BatchIcoxxlistFeaturizer#

class lobsterpy.featurize.batch.BatchIcoxxlistFeaturizer(path_to_lobster_calcs, normalization='formula_units', bin_width=0.02, bwdf_df_type='stats', sorted_dists_mode='negative', interactions_tol=0.001, max_length=6.0, min_length=0.0, read_icobis=False, read_icoops=False, n_jobs=4)[source]#

Bases: object

BatchFeaturizer to generate BWDF-derived features from ICOXXLIST.lobster data.

Parameters:
  • path_to_lobster_calcs (str | Path) – path to root directory consisting of all lobster calc

  • max_length (float) – maximum bond length for BWDF computation

  • min_length (float) – minimum bond length for BWDF computation

  • normalization (Literal['formula_units', 'area', 'counts', 'none']) – normalization strategy for BWDF

  • bin_width (float) – bin width for BWDF

  • bwdf_df_type (Literal['binned', 'stats', 'sorted_bwdf', 'sorted_dists']) –

    Type of BWDF dataframe to generate

    • ”binned”: Binned BWDF function.

    • ”stats”: Statistical features of BWDF function.

    • ”sorted_bwdf”: BWDF values sorted by distances, ascending.

    • ”sorted_dists”: Distances sorted by BWDF values (either only positive or negative), sorted descending by absolute values.

  • sorted_dists_mode (Literal['positive', 'negative']) – only applies if bwdf_df_type==”sorted_dists”. Corresponds to param “mode” of get_sorted_dist_df, defines whether BWDF values above or below zero are considered for distance featurization.
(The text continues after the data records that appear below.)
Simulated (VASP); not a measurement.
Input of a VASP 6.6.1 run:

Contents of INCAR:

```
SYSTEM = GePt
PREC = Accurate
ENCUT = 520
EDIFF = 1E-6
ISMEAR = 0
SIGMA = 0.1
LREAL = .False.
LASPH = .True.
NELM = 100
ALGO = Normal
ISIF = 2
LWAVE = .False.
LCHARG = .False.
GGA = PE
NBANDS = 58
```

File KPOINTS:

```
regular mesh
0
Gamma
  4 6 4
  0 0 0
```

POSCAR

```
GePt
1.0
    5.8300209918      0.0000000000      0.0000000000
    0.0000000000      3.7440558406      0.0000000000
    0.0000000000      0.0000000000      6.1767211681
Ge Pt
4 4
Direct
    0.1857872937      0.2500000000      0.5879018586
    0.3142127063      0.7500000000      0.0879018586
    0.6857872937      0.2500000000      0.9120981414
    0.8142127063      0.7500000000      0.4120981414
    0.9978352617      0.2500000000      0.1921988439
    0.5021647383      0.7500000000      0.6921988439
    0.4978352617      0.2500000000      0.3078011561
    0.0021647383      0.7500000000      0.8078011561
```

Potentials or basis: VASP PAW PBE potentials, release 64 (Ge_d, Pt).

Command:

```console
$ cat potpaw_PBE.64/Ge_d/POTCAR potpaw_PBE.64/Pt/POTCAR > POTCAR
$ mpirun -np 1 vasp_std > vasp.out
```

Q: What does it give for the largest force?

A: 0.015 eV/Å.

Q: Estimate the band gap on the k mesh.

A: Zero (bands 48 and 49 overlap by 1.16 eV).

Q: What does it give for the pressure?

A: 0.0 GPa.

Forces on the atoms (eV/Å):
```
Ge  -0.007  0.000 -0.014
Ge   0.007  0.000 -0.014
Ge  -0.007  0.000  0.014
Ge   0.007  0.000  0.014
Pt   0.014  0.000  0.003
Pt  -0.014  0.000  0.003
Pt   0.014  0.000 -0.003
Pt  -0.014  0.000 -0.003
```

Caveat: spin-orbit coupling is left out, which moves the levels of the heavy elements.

  • n_jobs – number of parallel processes to run

  • interactions_tol (float)

  • read_icobis (bool)

  • read_icoops (bool)

Read_icobis:

bool to state to read ICOBILIST.lobster from the path

Read_icoops:

bool to state to read ICOOPLIST.lobster from the path

get_df()[source]#

Generate a pandas dataframe with BWDF for all calcs.

Returns:

A pandas dataframe with BWDF features as columns. The features can be either binned, sorted or statistical. Depends on the “bwdf_df_type” parameter set when the class is initialized.

Return type:

DataFrame